The Arc'teryx Theta AR is the most expensive jacket in this review with a price tag of $625.00, but it is also the most heavily featured. In many ways it is very similar to the Arc'teryx Beta AR, but has a much lower hem line that protects better against snow while skiing. The Theta also has an extra mid-back draw cord to snug up the empty space and includes a sleeve pocket and larger interior pocket. It has a GORE-TEX Pro membrane paired with a combination of 80 denier and 40 denier fabrics that make it like a bomb shelter when it comes to weather protection. If you want the single most durable jacket in this review, then look no further, but if you want something that is form fitting and designed to be light, then we recommend something like our Editors' Choice award winner Arc'teryx Alpha FL instead.
Arc'teryx Theta AR Review
Compare prices at 2 resellers Pros: Very protective, durable, lots of pockets, great collar and hood
Cons: Heavy, expensive, very bulky and baggy fit, loud and crinkly
Our Analysis and Test Results
If you intend to live or work in the gnarliest of weather and want a jacket that can protect you from those hard elements for years to come, there is no better jacket in this review than the Theta AR. Its reinforced GORE-TEX Pro, combined with the highest quality construction, ensures that this will be among the longest lasting of your outdoor garments. While it is designed to be versatile and functional for all outdoor activities, it is not a specialist in any one activity. However, none will live up to the moniker of "storm shelter" quite like this one will.
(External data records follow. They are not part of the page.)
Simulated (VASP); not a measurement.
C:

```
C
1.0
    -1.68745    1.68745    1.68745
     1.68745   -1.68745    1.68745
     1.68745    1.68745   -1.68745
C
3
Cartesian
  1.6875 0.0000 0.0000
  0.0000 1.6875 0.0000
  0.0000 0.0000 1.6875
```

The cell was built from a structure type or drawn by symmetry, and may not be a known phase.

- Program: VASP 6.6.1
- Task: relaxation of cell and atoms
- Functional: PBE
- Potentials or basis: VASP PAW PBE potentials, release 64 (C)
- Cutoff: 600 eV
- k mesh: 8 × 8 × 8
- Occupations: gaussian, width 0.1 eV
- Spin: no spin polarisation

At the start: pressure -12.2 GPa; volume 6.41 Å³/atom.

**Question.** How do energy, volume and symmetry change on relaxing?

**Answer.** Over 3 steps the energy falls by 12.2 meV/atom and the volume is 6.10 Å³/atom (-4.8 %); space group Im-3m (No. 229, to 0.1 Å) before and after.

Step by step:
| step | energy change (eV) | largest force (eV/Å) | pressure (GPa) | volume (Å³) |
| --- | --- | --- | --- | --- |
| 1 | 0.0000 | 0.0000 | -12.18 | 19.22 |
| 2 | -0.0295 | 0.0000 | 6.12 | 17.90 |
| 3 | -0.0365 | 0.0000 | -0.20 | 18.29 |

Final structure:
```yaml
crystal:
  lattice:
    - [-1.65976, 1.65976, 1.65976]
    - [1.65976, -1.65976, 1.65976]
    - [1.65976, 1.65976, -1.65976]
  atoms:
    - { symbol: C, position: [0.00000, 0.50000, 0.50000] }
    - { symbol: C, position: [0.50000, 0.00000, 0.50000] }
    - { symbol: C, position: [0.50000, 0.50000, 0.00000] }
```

Arc'teryx describes this jacket as a "storm shelter," and we would have to agree. Weather protection is the forte of the Theta AR. In addition to having the highest quality membrane combined with the burliest face fabrics in our review, what sets this jacket apart is the storm hood and high collar. The collar, like the one on the Beta AR, is the comfiest of any we reviewed, making it by far the easiest of any jacket to keep fully zipped up, all the time, with no discomfort or mobility restrictions. The Theta AR features the lowest, and therefore most protective, hemline of any jacket, and like all Arc'teryx jackets, the Velcro quality on the wrist enclosures was top notch. (It's worth noting here that the Beta AR uses the same membrane/face fabric combo as the Theta.)
At 18.1 ounces, the Theta AR is one of the heaviest in this review. Only the Mountain Hardwear Torsun and REI Shuksan II clocked in heavier. We must say, though, that for being one of the heaviest we tried, it's still a pretty light jacket. The added features and longer length are what make it heavier than the Beta AR, and that difference ended up being the only thing separating the two jackets in score.
Mobility & Fit
We awarded the Theta AR 6 out of a possible 10 points for Mobility and Fit. The GORE-TEX Pro membrane is loud and crinkly, and the jacket is nowhere near as mobile as some of the best, like the Outdoor Research Axiom and Westcomb Shift LT. We did, however, love how the storm hood worked with a helmet. Its four draw strings really help you hone in on the perfect fit. Depending on how tight you cranked it down, the hood either gripped the head and helmet, or let it move freely inside, but regardless, we never had an issue with impaired visibility. What we didn't like about this jacket was what we considered its excessive space and bagginess in the chest and torso. For us there was simply too much jacket for a size large.
Surprisingly, we found the Theta AR to be not as hot as most others while running on the treadmill. We think this may have been due to extra air escaping out the wide neck collar. Likewise, we were unable to find any moisture inside the jacket after the test, proving that it is highly breathable. Just in case conditions are not right for breathability, Arc'teryx also included pit zips under the arms in this model for extra venting.
The Theta AR features a number of things that other jackets do not. It has a very large interior pocket, as well as a sleeve pocket. What we really liked is that it was the only jacket to have a mid-back draw cord that helped us cinch up the excessive bagginess, something that was not present in the Beta AR. The main pockets are two large chest height hand pockets that easily sit well above a harness or waist belt of a pack. All in all, the Theta AR was the most heavily featured jacket we tested, but we found that it was upstaged by some of the more practical features found on the Patagonia Refugitive.
This jacket is designed to be used for any outdoor application, but it is a bit overkill in our minds for anywhere except places where the weather will always be bad, like the coast of Alaska. If weather protection is so important that you are willing to sacrifice other characteristics like mobility and weight, then this is the jacket for you.
The Theta AR will run you $625.00. This price tag makes it the most expensive one in the review. In our opinion, you can find higher performing jackets for less money, making it questionable what sort of value you are getting. Arc'teryx products have long been known as some of the most expensive available, but most people seem to think that they get what they pay for.
The Arc'teryx Theta AR is the most expensive and the burliest jacket included in this review. For the relatively warm and dry climate of Colorado where most of our testing took place, it was not our favorite option. However, in certain climates, this jacket could easily outperform all the others. We liked it slightly better than the Arc'teryx Beta AR because of its longer cut and mid-back draw cord. For only $29.00 more, we think that it is worth the extra money.